The Government has agreed on plans for the controversial high speed rail project, HS2, to go ahead at an estimated cost of £32 billion to the taxpayer.
The network will link the north of England to London, with the initial stage seeing a route from the capital to Birmingham by 2026. Further developments will see stations in Leeds and Manchester connected by the line, with trains expected to hit speeds of 250mph – faster than current ‘bullet trains’ in Japan.
The project has been hotly contested by conservationists, who are concerned about the impact upon the environment, while economic think tanks raised concerns over the financial benefits of the mammoth scheme. Which leaves the question, will the £32 billion gamble pay off?
The Government has shown immense support for HS2 in a time in which national coffers could not be any tighter. David Cameron himself said last week that his plan for the “testing” year ahead was to rebalance the economy “away from Government spending, excessive borrowing, financial services and consumption”. His backing for the venture is dependent on estimates that the HS2 line income will surpass its £32 billion outlay.
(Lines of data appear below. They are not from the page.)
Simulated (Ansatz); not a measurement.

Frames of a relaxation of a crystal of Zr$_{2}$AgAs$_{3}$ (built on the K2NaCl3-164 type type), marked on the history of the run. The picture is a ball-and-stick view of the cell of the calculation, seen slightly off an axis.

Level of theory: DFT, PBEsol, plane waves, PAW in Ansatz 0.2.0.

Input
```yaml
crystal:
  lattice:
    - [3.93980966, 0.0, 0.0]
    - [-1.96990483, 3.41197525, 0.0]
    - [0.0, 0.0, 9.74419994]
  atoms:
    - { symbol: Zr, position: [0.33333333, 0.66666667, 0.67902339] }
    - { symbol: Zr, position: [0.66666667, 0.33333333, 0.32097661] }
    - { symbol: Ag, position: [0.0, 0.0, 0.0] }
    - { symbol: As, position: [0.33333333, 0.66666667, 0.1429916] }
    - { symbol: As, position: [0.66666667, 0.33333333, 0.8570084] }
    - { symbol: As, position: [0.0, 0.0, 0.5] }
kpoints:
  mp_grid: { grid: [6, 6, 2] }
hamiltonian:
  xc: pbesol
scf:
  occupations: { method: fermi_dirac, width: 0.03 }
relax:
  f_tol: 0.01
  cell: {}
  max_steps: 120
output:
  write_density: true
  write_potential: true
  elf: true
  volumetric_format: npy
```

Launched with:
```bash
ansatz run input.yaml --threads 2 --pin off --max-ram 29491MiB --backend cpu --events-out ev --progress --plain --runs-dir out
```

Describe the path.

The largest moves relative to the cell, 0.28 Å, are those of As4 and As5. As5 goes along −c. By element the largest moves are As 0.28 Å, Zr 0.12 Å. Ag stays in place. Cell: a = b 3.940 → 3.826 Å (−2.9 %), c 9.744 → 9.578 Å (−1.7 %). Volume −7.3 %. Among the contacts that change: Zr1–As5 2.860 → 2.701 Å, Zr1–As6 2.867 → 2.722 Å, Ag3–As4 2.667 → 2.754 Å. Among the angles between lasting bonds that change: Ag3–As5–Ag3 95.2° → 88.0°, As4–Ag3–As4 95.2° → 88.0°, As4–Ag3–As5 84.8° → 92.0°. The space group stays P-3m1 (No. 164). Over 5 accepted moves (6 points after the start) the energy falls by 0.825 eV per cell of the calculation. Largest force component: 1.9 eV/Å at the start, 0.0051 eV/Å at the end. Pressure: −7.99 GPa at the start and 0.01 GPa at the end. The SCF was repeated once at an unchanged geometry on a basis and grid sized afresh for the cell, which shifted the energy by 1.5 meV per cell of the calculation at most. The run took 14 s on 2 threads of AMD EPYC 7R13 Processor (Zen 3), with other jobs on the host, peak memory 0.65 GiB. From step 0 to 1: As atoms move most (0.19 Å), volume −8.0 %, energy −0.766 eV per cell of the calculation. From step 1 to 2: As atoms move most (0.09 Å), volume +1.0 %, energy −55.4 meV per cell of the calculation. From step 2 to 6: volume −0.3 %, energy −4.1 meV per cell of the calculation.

Of that, the Government is expected to pay between £24 and £26 billion building and operating the line over the next 60 years, with HS2 Ltd estimating an income of between £47 and £59 billion from high-speed rail. At the moment it is impossible to know whether these figures will pan out, with the Adam Smith Institute claiming that high-speed rail “will become a major burden on public finances in years to come”.
"The potential for overspending is worrying,” said institute head of research Sam Bowman. “A tunnel in transport minister Cheryl Gillan's constituency will add £500 million to the £32 billion bill - at £190,000 per yard, or £5,300 inch, it raises the possibility of massive extra spending to keep key MPs happy.
“It is staggering that the Government is prepared to use so much taxpayers' money for such a risky, costly project which will almost certainly require a significant long-term subsidy to remain operational, he added.” Despite the criticisms that surround costing for HS2 the Government has stood firm, with transport secretary Justine Greening calling the project “our generation’s investment in Britain and our children”.
High speed rail demand
Also key to the dispute over HS2’s implementation is whether there is a demand for high speed rail within Britain. The route boasts an extra 26,000 passenger seats each hour on a line that will cut the journey from Birmingham to London by 39 minutes.
The second stage of development, which will complete in 2033, will take journey times from Manchester to London down to 1 hour and 8 minutes. The Government has asserted that this will bridge the gap between the north and the south, linking “some of our greatest cities”. Others have complained that this time saving does not justify the enormous cost and effort put into the project.
“Past experience in Britain and elsewhere suggests that governments tend to wildly overestimate the demand for high-speed rail,” warned the Adam Smith Institute’s Bowman. “Britain's past experience with high-speed rail, the line connecting London St Pancras to the Channel Tunnel, was a disaster – it sold for less than half of its construction cost and passenger numbers were less than a third of the projected number.”
HS2’s huge structural development was undoubtedly going to come with concerns over the impact upon the environment and this is an issue that has dominated the way the network was planned.
Transport secretary Justine Greening admitted that the 140-mile line from London to Birmingham needed “great consideration” due to these problems and HS2 Ltd is confident that the impact upon the environment is minimal.
As part of this around half of the London-Birmingham route will be placed in tunnels or cuttings, a plan that has included the lengthening of a tunnel from Little Missenden in Buckinghamshire – going through the picturesque Chilterns.
The move was criticised by local leaders with leader of Chiltern District council, Nick Rose, going as far to say that it would “wreck the lives” of those in the community while causing an “irrecoverable scar of the face of the Chilterns area of outstanding natural beauty”.
“It will not just affect those close to the line but the construction traffic will seriously impinge on everybody for several years,” he said. “Any government, if it pursues the scheme, will never be forgiven.”
Given the cost, effort and criticism it is perhaps a surprise that the government has decided to go ahead with HS2, a huge risk given economic cutbacks that are currently being put into place. The scheme, originally devised by the Labour Government, will not be fully built for another 21 years and is reliant on cost efficiency to be as a “generation investment in Britain”.